Firebird – a thriller with high stakes and realistic physics

Firebird

One of my intents was to write a story in which the science was essential; another was for it to be entertaining.
Tony Rothman, (From the Author).

Firebird is a mythological bird from the Slavic folklore. Sometimes it is large, sometimes peacock-like; its feathers are magnificent fiery red, orange, and yellow. In folk tales heroes go on quests to capture the bird. In Tony Rothman’s novel, heroes embark on a similarly difficult and perilous task – that of supplying the mankind’s need for clean and affordable energy, by creating nuclear fusion here on Earth.

In Firebird, there are two leading fusion facilities: ITER (International Thermonuclear Experimental Reactor) in France and CFRC (Controlled Fusion Research Center) in Texas. Both are in experimental stage, probably years before they might achieve fusion. The protagonist, Dr. Nathaniel Machuzak, is a nuclear physicist in charge of one of CFRC’s units. To his surprise, the director of the Center has ordered to achieve fusion on the day of the CFRC’s dedication.

The stakes are high. The tag price for each machine is astronomical. Corporations and politicians want limitless, safe energy, but they are not ready to shell out the money when there is no guarantee that a machine can replicate the conditions that exist at the cores of stars. Rival scientists have different agendas, and no one actually knows what might work. The stress level skyrocket, then an explosion puts the entire project at risk. Accusations are rife. Scientists’ and engineers’ lives are endangered. Police investigation uncovers secrets that make one wonder who are the good guys.
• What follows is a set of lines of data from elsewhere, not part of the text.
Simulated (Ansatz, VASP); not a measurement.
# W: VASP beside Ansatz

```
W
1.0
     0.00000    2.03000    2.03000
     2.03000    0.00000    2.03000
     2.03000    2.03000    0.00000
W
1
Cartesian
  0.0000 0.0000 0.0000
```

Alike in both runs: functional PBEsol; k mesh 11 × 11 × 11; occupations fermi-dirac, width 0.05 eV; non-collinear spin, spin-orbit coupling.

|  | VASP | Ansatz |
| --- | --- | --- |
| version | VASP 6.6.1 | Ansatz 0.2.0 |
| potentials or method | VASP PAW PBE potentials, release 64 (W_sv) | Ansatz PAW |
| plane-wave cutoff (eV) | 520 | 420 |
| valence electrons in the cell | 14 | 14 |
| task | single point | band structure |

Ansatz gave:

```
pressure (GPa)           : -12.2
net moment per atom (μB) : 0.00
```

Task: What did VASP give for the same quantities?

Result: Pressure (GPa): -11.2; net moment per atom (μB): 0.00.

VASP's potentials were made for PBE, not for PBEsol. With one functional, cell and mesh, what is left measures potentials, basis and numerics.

For me, the most interesting part is the real physics entwined in the story. While the facility in Texas is fictional, ITER is real, and is actually being built in France (see Wikipedia and iter.org). Reading Firebird, questions kept piling in my mind. ITER is a huge endeavor in every respect. In monetary terms, investment in fusion eclipses that in LHC in CERN. However, PR for fusion, and ITER specifically, seems to be very low key. Since fusion is rarely mentioned in news about physics, here is some background (from iter.org):

Following the first fusion experiments in the 1930s, fusion physics laboratories were established in nearly every industrialized nation. By the mid-1950s “fusion machines” were operating in the Soviet Union, the United Kingdom, the United States, France, Germany and Japan. Through these, scientists’ understanding of the fusion process was gradually refined.
A major breakthrough occurred in 1968 in the Soviet Union. Researchers there were able to achieve temperature levels and plasma confinement times—two of the main criteria to achieving fusion—that had never been attained before. The Soviet machine was a doughnut-shaped magnetic confinement device called a tokamak.
From this time on, the tokamak was to become the dominant concept in fusion research, and tokamak devices multiplied across the globe.
Fusion research has increased key fusion plasma performance parameters by a factor of 10,000 over 50 years; research is now less than a factor of 10 away from producing the core of a fusion power plant.
US fusion installations have reached temperatures of several hundred million degrees Celsius.”

ITER, which means “the way” in Latin, aims to demonstrate the feasibility of fusion. The scientific goal of the project is:

“ to deliver ten times the power it consumes. From 50 MW of input power, the ITER machine is designed to produce 500 MW of fusion power—the first of all fusion experiments to produce net energy.
During its operational lifetime, ITER will test key technologies necessary for the next step: the demonstration fusion power plant that would prove that it is possible to capture fusion energy for commercial use.”
(from iter.org).

ITER tokamak

In real world, it’ll take years before ITER’s construction will be complete, and experiments will commence. In Firebird, Tony Rothman leaped over a few decades: ITER is operational and so is its American (fictional) counterpart, the CFRC. Both facilities are populated with a multinational cast of scientists. Will either of them achieve fusion? The race is on, and neither side is ready to give up. The scientists on each side are ingenious, but is it enough when their opponents restore to intimidation, sabotage and killing?